When we hear a linguistic sentence, we know that we form a mental representation of the structure of that sentence because we can determine what words refer to what other words. Do listeners form a mental representation of musical structure during listening? Answering this question is challenging because, differently from the linguistic case, it is not easy to explicitly report one’s structural interpretation. In this study, we approach this problem by observing the effect that representations of structure may have on memory.
Memories of most stimuli in the auditory and other domains are prone to the disruptive interference of intervening events, whereby memory performance continuously declines as the number of intervening events increases. However, melodies in a familiar musical idiom are robust to such interference. We propose that representations of musical structure emerging from syntactic processing may provide partially redundant information that accounts for this robust encoding in memory.

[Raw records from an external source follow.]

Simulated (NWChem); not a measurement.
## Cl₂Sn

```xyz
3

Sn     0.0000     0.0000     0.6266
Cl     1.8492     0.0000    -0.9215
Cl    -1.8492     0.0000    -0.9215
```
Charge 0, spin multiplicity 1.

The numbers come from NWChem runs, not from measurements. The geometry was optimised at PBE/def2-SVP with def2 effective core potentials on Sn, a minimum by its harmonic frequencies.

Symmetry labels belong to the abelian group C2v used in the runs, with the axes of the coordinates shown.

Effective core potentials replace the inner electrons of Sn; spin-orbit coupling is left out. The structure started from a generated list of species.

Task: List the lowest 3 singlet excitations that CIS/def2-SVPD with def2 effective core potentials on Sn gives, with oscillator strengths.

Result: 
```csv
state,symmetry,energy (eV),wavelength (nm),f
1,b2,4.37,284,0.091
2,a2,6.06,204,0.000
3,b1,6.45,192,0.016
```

We created a set of tonally ambiguous melodies which afford two different syntactic interpretations in the tonal idiom. Crucially, since the melodies are ambiguous, memory across two presentations of the same melody cannot bias whether the interpretation in a second listening will be the same as the first, unless a representation of the first syntactic interpretation is also encoded in memory in addition to sensory information.
The melodies were presented in a Memory Task, based on a continuous recognition paradigm, as well as in a Structure Task, where participants reported their syntactic interpretation of each melody following a disambiguating cue.
Data from 62 participants replicate memory-for-melody’s robustness to interference, and further establish a predictive relationship between memory performance in the Memory Task and the robustness of syntactic interpretations against the bias introduced by the disambiguating cue in the Structure Task.
As a consequence, our results support that a representation based on a disambiguating syntactic parse provides an additional, partially redundant encoding that feeds into memory alongside sensory information. Furthermore, establishing a relationship between memory performance and the formation of structural representations supports the relevance of syntactic relationships towards the experience of music.